MC scaling: Since the memory usage per processor is fixed, we have the nice property that communication per computation decreases as both N and P increase. By looking at the previous slide, this becomes clear if we think about dividing the 2D grid ever more and sticking more dots inside each cell, and then imagining how much communication needs to occur as each of these increase. Essentially, each cell becomes more isolated in its work and so we see the best speedup.

sjoyner

Communication overheads limits problem constrained scaling since as you break the grid into more subproblem, the number of grid blocks increases leading to a higher chance that an element will be on a block boundary.

mschervi

I am trying to understand how some of these values were computed. My understanding (for the time constrained scaling example) is:

  1. Execution time is fixed at $O(n^3)$ by definition.

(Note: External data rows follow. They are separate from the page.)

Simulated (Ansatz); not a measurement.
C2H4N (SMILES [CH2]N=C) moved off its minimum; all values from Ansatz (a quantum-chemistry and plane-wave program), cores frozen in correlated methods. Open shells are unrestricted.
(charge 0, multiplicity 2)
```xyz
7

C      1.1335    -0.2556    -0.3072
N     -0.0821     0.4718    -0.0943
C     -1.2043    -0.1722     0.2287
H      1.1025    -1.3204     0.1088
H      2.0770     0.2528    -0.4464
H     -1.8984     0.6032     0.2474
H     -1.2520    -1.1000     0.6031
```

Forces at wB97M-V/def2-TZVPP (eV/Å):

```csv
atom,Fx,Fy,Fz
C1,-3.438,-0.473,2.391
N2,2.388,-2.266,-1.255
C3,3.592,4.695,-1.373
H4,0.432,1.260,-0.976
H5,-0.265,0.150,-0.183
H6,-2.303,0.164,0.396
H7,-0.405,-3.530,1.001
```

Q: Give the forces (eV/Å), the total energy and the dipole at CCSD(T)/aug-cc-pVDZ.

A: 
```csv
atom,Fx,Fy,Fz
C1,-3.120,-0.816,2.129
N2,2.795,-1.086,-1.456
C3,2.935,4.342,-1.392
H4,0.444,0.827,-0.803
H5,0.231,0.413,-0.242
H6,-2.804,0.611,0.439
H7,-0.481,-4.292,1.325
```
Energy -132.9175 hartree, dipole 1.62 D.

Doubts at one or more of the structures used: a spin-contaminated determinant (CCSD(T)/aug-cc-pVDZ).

  2. The total size of the grid $k \times k$ for some k

  3. We need to calculate k. We assume that we will get a speedup linear in the amount of processors that we have, so we need $k^3/P$ to be $n^3$. This gives us that $k=nP^{1/3}$

  4. Each processor is responsible for 1/P of the total grid. This is $k^2/P$ elements. Substituting the formula for k from step 3 we have that each processor is responsible for computing $n^2/P^{1/3}$ elements. This is the amount of memory that each processor will use.

  5. Communication to computation ratio = elements communicated/ elements computed. Elements computed is $n^2/P^{1/3}$ from line 4. Elements communicated is $k/\sqrt{P}$ since k is the size of the whole grid. So the ratio is $(k/\sqrt{P})/(n^2/P^{1/3})$ $\ = k*P^{1/3}/n^2 \sqrt{P} $ $\ = nP^{1/3}P^{1/3}/n^2 \sqrt{P} $ $\ = P^{1/6}/n$

Question Why was n left out of the Big O for comm-to-comp ratio in TC scaling but included in MC scaling?

martin

I'm confused about the commu-to-comp ratio in MC scaling. computed element per processor should be NNP / P = N^2 communicated element per processor should be N*(P^1/2)/(P^1/2) = N And the ratio is N/N^2 = 1/N. Can someone help me out here?

xiaowend

@martin: In my opinion, by definition, total work is (NP^1/2)^3 = (N^3)(P^3/2), so work for each processor is (N^3)(P^3/2)/P = (N^3)(P^1/2), so comm-to-comp should be N(N*P^1/2)/(N^3)(P^1/2) = 1/N

EDIT: @acappiello You are right, but comm-to-comp you compute should be (N^2)(P^1/2) / (N^3)(P^1/2) = 1/N, which is consistent with what @martin gets.

EDIT2: I corrected the mistake.

acappiello

@mschervi I believe that your analysis is totally correct. Since n is a constant, we can ignore it when writing the big O, but I'm not sure why there is a discrepancy.

@martin I'm having trouble with this too. Kayvon says that we're doing a lot more work, but communicating the exact same amount (video 46:00), which isn't totally true. We have more blocks in the grid as P increases, so communication goes up with P.

@xiaowend I don't think that's totally correct. Communication has to occur after each convergence iteration. So, the amount of communication over the entire program execution is "communication per iteration" x "number of iterations" which is $NP \times NP^{1/2}$. Total work is given by $(NP^{1/2})^3$, as you've said. So, I get a comm-to-comp of $(N^2P^{3/2})/(N^3P^{3/2}) = 1/(N)$.

EDIT: I don't think the above is still totally right. Thinking...

EDIT2: Made some changes to the calculation.

nbarshay

Here is an argument for why the comm-to-comp ratio under MC scaling is constant. Note that the number of iterations is irrelevant for computing this ratio, because increasing iterations scales comm and comp by the same factor. As we MC scale, the size of the sub-grid seen by each processor remains constant. Thus the ratio between it's area (comp per iteration) and it's perimeter (comm per iteration) remains constant. Thus the comm-comp ratio is constant.

What is wrong with this argument?